The isotropic-cholesteric transition in liquid-crystalline gels

TL;DR

This paper investigates the isotropic-cholesteric transition in chiral nematic gels, revealing how elastic compatibility influences the formation of a conical helix and affects the phase transition and sample shape.

Contribution

It introduces a model showing the formation of a conical helix as an energy-minimizing structure balancing elongation and twisting in chiral nematic gels.

Findings

Conical helix minimizes energy by balancing elongation and twisting.

Helical cone angle and pitch depend on chirality strength.

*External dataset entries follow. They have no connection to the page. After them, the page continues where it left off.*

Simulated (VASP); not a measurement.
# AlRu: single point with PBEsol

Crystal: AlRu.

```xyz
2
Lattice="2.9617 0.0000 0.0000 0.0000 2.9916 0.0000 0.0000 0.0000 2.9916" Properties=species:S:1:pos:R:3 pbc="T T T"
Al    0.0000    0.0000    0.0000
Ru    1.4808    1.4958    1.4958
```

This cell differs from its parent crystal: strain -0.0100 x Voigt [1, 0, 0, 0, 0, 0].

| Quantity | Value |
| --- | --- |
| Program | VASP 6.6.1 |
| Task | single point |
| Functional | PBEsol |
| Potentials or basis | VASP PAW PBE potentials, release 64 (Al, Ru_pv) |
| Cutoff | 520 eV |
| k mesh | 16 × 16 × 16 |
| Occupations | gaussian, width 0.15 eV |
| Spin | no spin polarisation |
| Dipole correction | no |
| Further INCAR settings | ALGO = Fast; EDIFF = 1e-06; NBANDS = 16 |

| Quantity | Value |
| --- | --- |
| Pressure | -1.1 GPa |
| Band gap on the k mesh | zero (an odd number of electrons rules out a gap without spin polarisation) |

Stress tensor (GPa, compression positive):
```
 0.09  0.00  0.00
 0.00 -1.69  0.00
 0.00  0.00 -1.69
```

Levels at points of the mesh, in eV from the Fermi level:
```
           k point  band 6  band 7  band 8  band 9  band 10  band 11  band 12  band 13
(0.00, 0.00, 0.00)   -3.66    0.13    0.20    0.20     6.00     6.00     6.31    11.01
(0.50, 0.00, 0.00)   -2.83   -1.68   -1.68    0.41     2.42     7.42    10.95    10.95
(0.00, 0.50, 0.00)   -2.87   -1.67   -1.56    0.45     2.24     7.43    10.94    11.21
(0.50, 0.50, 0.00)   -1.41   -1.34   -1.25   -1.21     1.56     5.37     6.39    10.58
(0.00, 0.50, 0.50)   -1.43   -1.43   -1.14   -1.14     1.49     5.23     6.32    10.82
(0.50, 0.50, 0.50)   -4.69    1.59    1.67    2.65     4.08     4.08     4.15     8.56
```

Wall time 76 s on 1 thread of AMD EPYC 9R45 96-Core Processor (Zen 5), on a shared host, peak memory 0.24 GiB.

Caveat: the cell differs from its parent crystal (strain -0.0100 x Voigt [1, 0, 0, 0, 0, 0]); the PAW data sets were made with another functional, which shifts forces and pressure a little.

Sample shape changes at the isotropic to cholesteric transition.

Abstract

In a nematic gel, the appearance of nematic order is accompanied by a spontaneous elongation of the gel parallel to the nematic director. If such a gel is made chiral, it has a tendency to form a cholesteric helical texture, in which local elongation of the gel parallel to the nematic director is suppressed due to the requirement of elastic compatibility. We show that a conical helix in which the director makes an oblique angle with respect to the helix axis serves as an energy minimizing compromise between the competing tendencies for elongation and twisting. We find the dependence of the helical cone angle and pitch on the strength of the chirality, and determine the change in sample shape at the isotropic to cholesteric phase transition.